This points out that we end up caching core and exec code, which
isn't really necessary. We could limit it to has_all_memory targets,
I think. Not sure if that'd complicate things.
> This patch adds something similar in dcache_read_line to go through
> target_ops from top to bottom, and call to_xfer_partial.
> The original code uses TARGET_OBJECT_RAW_MEMORY, which is replaced
> by TARGET_OBJECT_MEMORY in target_xfer_partial,
> enum target_object raw_object = object;
> /* If this is a raw memory transfer, request the normal
> memory object from other layers. */
> if (raw_object == TARGET_OBJECT_RAW_MEMORY)
> raw_object = TARGET_OBJECT_MEMORY;
> so we can use TARGET_OBJECT_MEMORY here. Regression tested on
The dcache is the sole user of TARGET_OBJECT_RAW_MEMORY. This shows
that if we want to code from lower targets too, then this sole user also
wants to do the top to bottom delegation that memory_xfer_partial_1 does.
So this can all be done within target.c. Factor out the
memory_xfer_partial_1 top to bottom memory read code to a separate
raw_memory_xfer_partial function (despite the name, it'd request
TARGET_OBJECT_MEMORY from the targets), and make target_xfer_partial
call that for TARGET_OBJECT_RAW_MEMORY:
target_xfer_partial (struct target_ops *ops,
enum target_object object, const char *annex,
void *readbuf, const void *writebuf,
ULONGEST offset, LONGEST len)
/* If this is a memory transfer, let the memory-specific code
have a look at it instead. Memory transfers are more
if (object == TARGET_OBJECT_MEMORY || object == TARGET_OBJECT_STACK_MEMORY
|| object == TARGET_OBJECT_CODE_MEMORY)
retval = memory_xfer_partial (ops, object, readbuf,
writebuf, offset, len);
else if (object == TARGET_OBJECT_RAW_MEMORY)

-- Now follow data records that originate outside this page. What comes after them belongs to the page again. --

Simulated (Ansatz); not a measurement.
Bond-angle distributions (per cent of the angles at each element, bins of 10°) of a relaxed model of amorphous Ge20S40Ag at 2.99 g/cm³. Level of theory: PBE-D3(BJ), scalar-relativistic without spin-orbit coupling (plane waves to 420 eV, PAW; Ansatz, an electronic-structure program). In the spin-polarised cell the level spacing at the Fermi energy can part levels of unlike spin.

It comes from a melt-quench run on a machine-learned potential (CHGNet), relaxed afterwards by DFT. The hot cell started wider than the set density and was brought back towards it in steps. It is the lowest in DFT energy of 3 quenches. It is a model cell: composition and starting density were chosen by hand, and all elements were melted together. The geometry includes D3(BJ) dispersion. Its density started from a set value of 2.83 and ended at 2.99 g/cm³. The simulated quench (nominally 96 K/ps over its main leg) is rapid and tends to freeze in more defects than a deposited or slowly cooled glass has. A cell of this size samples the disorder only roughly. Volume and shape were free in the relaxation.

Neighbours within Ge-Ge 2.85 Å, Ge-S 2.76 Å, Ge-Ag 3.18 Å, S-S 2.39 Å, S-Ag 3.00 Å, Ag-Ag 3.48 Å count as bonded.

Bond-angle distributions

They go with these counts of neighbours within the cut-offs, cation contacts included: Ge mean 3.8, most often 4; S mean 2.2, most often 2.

/* Request the normal memory object from other layers. */
retval = raw_memory_xfer_partial (ops, readbuf, writebuf, offset, len);
retval = ops->to_xfer_partial (ops, raw_object, annex, readbuf,
writebuf, offset, len);
Then dcache.c doesn't need to change, and doesn't need to inline that
top to bottom dance.